The gag order farce
Judges should make sure to lift gag orders before they become so useless that it's embarrassing.
The case of the “famous singer” and the underage girls, which included suspicions of pimping, statutory rape and drug-pushing, will continue to be a focus of public attention, especially given the alleged involvement of singer Eyal Golan. But the case once again highlighted the problematic use of gag orders. These orders are routinely issued at the police’s request, both to prevent the disruption of the investigation and the coordination of testimony via messages sent through the media, and to protect the dignity and privacy of people who have not yet been detained for questioning.
In the current case, the gag order became a farce, because even as the media were forbidden to publish Golan’s name and compelled to refer to him merely as a “famous singer,” information about the suspect’s identity was flowing freely on social media networks. Within a few hours after this case was first reported, it was hard to find anyone with an Internet connection who didn’t know who stood at its center.
This isn’t the first time a gag order has become a source of embarrassment. In the case of the murders at the Barnoar gay youth center, police agreed to lift the gag order and give the media details about the suspects and the investigation, only to discover a few hours later that at the defense’s request, the judge had renewed the order – after the details had already been broadcast.

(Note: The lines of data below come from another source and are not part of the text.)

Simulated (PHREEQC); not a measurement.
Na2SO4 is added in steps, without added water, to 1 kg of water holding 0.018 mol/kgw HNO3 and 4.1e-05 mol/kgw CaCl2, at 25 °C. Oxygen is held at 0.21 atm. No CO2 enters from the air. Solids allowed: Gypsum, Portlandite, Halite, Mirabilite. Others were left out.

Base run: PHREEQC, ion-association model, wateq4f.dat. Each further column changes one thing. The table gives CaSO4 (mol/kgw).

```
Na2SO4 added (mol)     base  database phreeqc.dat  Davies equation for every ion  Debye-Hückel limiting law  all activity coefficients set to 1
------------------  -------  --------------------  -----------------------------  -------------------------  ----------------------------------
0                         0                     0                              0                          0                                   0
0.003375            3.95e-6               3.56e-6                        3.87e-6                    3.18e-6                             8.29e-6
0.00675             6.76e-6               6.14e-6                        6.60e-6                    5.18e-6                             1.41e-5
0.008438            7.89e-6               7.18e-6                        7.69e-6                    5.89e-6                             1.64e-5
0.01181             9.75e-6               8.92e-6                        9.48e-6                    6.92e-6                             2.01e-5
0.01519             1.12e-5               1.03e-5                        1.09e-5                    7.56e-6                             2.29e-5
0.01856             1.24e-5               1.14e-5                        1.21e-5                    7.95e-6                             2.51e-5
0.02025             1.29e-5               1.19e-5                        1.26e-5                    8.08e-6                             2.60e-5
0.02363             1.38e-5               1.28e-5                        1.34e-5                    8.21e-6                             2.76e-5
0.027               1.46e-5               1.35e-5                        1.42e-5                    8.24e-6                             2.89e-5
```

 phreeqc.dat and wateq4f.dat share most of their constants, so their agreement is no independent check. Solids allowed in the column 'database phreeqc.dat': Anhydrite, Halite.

The technological and social changes of the last few years necessitate a change in the way gag orders are used, even when they are just and necessary from both a moral and a professional standpoint. In the modern age, in which newspapers, radio and television stations and even Internet news sites aren’t the only sources of information, and in which Facebook and Twitter turn every media consumer into a news producer, the police and the courts have no ability to disseminate gag orders to the entire public, and certainly no ability to enforce them.
The judges must therefore reexamine these orders more frequently – especially in cases with a high potential to ignite the public’s interest. They should consider whether to renew these orders on a daily basis, in light of circumstances and developments. Such a step would prevent this social and legal tool from becoming devoid of all meaning.